What Is SEC Form 13F? Filings Data Explained

Q: What is SEC Form 13F?

SEC Form 13F is a quarterly disclosure required by the U.S. Securities and Exchange Commission for institutional investment managers with at least $100 million in assets under management. Each filing lists the manager's U.S. equity holdings as of quarter-end.

What Is SEC Form 13F?

SEC Form 13F is a quarterly disclosure that the U.S. Securities and Exchange Commission requires from institutional investment managers with at least $100 million in assets under management. Each filing's information table lists the manager's U.S. equity holdings — issuer name, CUSIP, share count, and market value — as of the end of that quarter. It's how the public tracks who owns what across the market, from hedge funds to pension funds to banks.

Because thousands of managers file every quarter, the combined 13F dataset — available directly from the SEC's EDGAR system — spans 16+ million rows. It's one of the most interesting publicly available financial datasets, and one of the messiest to work with: it arrives as raw structured filings with almost no documentation.

In this video, we walk through loading the 13F holdings data into VerbaGPT and using the Data Notes feature to automatically generate that missing documentation.

What's in the Dataset

The holdings table alone contains 16+ million rows. Key fields include ACCESSION_NUMBER, CIK (the filer's SEC identifier), FILING_DATE, NAMEOFISSUER, CUSIP, and VALUE. The dataset sounds straightforward — but there's a critical catch.

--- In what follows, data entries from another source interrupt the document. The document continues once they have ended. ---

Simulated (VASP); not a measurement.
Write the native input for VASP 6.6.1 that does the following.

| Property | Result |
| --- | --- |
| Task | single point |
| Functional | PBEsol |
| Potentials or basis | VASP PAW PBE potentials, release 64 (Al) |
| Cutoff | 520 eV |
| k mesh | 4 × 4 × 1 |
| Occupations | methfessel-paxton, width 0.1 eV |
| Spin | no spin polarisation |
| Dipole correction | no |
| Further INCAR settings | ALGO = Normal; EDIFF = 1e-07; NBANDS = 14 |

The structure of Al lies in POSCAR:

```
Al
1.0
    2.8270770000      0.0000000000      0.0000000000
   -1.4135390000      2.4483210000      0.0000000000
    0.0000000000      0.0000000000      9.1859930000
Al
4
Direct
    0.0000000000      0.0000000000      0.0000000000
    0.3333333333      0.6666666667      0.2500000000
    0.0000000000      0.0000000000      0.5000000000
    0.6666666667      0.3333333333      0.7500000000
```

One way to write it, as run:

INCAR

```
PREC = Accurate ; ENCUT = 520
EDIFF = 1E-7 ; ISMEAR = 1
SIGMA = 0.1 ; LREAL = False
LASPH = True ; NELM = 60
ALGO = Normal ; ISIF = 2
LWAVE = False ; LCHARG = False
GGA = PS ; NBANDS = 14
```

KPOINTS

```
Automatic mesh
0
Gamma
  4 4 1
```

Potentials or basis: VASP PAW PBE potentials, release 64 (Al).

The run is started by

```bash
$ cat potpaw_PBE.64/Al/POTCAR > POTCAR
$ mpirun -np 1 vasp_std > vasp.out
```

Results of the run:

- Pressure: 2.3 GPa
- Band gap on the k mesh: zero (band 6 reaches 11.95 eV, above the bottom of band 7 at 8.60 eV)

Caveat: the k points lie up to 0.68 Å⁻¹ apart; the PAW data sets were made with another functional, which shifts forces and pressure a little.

The VALUE column changed units in 2023: pre-2023 values are in thousands of dollars; from 2023 onward, they are in actual dollars. VerbaGPT caught and documented this automatically.

This is exactly the kind of subtle, business-critical data nuance that gets missed when analysts dive into querying before understanding the data. It's also the kind of thing that lives in someone's head, not in any documentation — until now.

How Data Notes Work

Instead of querying the data immediately, VerbaGPT was first tasked with investigating the structure: examining the schema, sampling rows, cross-referencing the SEC's official documentation, and generating a coherent data dictionary. The model identified field patterns, inferred the dataset's structure, and flagged anomalies like the unit change.

The result is a set of Data Notes — a contextual layer that describes the dataset in plain English. From that point on, every query VerbaGPT makes uses this context automatically. It knows what CIK means, what the VALUE column represents, and that the unit shift requires a conversion when comparing pre- and post-2023 data.

Key Takeaways

Public datasets are rarely well-documented — AI can generate that documentation for you
Data Notes are created once and used automatically in every subsequent query
VerbaGPT caught the VALUE unit change that would have silently corrupted any cross-year analysis
The same approach works for your private databases, not just public data

This video pairs directly with the written tutorial below — which goes deeper into the philosophy of iterative documentation and why waiting for "perfect" data docs is the wrong mental model.

Frequently Asked Questions

Who has to file a 13F?

Any institutional investment manager — including hedge funds, mutual funds, pension funds, banks, and insurance companies — that exercises investment discretion over $100 million or more in Section 13(f) securities must file Form 13F with the SEC each quarter.

What's in the 13F information table?

The information table attached to each 13F filing lists every reportable security the manager held: issuer name, CUSIP, share or principal amount, and market value as of the end of the quarter.

Where can I get 13F filings data?

13F filings are public and can be downloaded directly from the SEC's EDGAR system. The combined dataset across all filers spans 16+ million rows — which is why it's used as a sample dataset in the walkthrough above.